Phase 1 — Confirm Scope
Confirm the flow with the user in one sentence: which page does the user start on, what action do they take, what observable outcome proves it worked? If any of those three are vague, ask before writing the test.
If the flow is essentially a function call dressed up as a UI interaction (e.g., "test that this util returns the right value"), redirect: that's a unit test, not an e2e test.
Exit: start URL, user action, observable outcome are written down.
Phase 2 — Detect Playwright
Check, in order:
@playwright/test in package.json devDependencies → installed.
playwright.config.ts / .js / .mts at repo root → configured.
tests/ or e2e/ directory with existing *.spec.ts files → conventions to inherit.
If Playwright is not installed:
Playwright not detected.
Proposed setup: npm init playwright@latest
This will:
- install @playwright/test
- create playwright.config.ts
- create example tests in tests/
- download browser binaries (~170MB)
Approve? (y/n)
Wait for y. Do not auto-install. If the user declines, stop.
Exit: Playwright is installed and configured; the test directory is identified.
Phase 3 — Inherit Conventions
Read 1–2 existing spec files. Extract:
- Where tests live (
tests/, e2e/, colocated)
- File naming (
<flow>.spec.ts, <flow>.e2e.ts)
- Fixture / setup pattern (
test.beforeEach, auth.setup.ts, playwright/fixtures.ts)
- Auth strategy (
storageState from a setup project, login-per-test, cookies set in fixtures)
- baseURL handling (env var, hardcoded, project-specific)
If no existing tests, defaults:
- Tests live in
tests/ (or e2e/ if tests/ is unit tests).
- File:
<flow>.spec.ts.
- Auth: if the flow needs a logged-in user, create
tests/auth.setup.ts that logs in once and saves storageState, referenced from playwright.config.ts.

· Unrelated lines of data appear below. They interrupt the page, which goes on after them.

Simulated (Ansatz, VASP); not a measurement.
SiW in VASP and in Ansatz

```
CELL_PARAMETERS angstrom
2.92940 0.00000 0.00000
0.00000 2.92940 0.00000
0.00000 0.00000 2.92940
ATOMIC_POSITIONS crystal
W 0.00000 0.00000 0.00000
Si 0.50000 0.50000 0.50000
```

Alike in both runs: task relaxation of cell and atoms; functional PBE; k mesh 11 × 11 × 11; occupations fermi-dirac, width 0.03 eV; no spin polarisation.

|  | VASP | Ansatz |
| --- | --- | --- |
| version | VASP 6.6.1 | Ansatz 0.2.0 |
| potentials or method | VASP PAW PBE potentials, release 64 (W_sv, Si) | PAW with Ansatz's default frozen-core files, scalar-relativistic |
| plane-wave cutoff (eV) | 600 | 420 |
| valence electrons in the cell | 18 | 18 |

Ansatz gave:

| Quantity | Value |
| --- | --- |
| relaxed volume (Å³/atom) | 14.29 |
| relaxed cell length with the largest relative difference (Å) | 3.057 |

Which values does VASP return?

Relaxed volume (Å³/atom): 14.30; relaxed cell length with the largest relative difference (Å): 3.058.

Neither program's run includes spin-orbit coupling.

Exit: convention notes recorded.
Phase 4 — Smoke Test (HARD GATE)
Before writing the real flow, write one trivial Playwright test:
test('app loads', async ({ page }) => {
await page.goto('/')
await expect(page).toHaveTitle(/.+/)
})
Start the dev server (or rely on webServer config), run the smoke test:
npx playwright test <path-to-smoke> --reporter=list
It must pass. If it fails: stop. Debug the baseURL, the dev server start, the webServer config — do not write more tests against a broken harness.
Exit: one smoke test passes against the running app.
Phase 5 — Write the Flow
Build the test from the user's three sentences:
test('<observable outcome>', async ({ page }) => {
await page.goto('<start url>')
await page.getByLabel('Email').fill('test@example.com')
await page.getByLabel('Password').fill('correct-horse')
await page.getByRole('button', { name: 'Sign in' }).click()
await expect(page.getByRole('heading', { name: 'Dashboard' })).toBeVisible()
})
Selector preference, in order:
getByRole(...) (with accessible name)
getByLabel(...) for form inputs
getByText(...) for non-interactive content
getByTestId(...) only when the others fail
- Raw CSS/XPath — last resort
For assertions, always use Playwright's expect (auto-retries until timeout). Do not use Node's assert or chai — those don't retry and produce flaky tests for normal async UI updates.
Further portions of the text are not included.